Chess figures are made of whitish-yellow and dark-cherry amber and they are sleekly processed. The wooden base of a chess board is glued over with yellowish-white and dark-cherry color amber mosaic. On the other side of the chess, on the amber plane, there is a map, engraved with a laser. It shows the places where amber could be found in the 19th century in Klaipėda district.
Industrial-business amber mining has developed namely in the village of Pempės, not so far from Priekulė (Klaipėda district) – it was probably the first place of amber mining. Purposeful searches and diggings of amber were started in the middle of the 19th century.

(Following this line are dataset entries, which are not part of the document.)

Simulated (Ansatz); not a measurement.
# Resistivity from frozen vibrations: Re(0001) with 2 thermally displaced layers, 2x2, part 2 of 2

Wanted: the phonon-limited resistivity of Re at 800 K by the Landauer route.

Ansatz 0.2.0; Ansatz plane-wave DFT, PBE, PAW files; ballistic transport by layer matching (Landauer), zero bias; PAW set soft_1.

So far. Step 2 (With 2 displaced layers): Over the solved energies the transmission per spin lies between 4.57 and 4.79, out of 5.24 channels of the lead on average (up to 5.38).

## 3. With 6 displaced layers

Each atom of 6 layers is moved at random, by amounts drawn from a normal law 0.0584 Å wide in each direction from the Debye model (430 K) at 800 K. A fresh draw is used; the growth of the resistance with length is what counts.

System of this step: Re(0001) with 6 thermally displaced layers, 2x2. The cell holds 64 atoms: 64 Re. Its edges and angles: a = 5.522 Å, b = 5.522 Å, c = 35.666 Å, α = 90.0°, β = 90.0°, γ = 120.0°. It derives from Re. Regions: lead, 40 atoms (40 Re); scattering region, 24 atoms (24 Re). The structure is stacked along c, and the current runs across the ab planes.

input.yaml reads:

In 1858, quite a big amount of amber was raised from the bottom of the sea when a fairway was deepened. At that time, amber was dug with steamy excavators and more thaan 500 workers have participated in this process. Since at that time the trade of amber was notably controlled, just the people who had a special license could collect the amber.
Amber mining in the vicinities of Priekulė has stopped in the middle of the 6th decade of the 19th century. Amber mining business existed in Juodkrantė a little bit longer – at this place amber mining has stopped in 1890s (based on the article "Vokiečių žinios Lietuvoje", 2003; with reference to the book “Prokuls. Kirchspiel und Marktort im Memelland”,Iserlohn, 1984).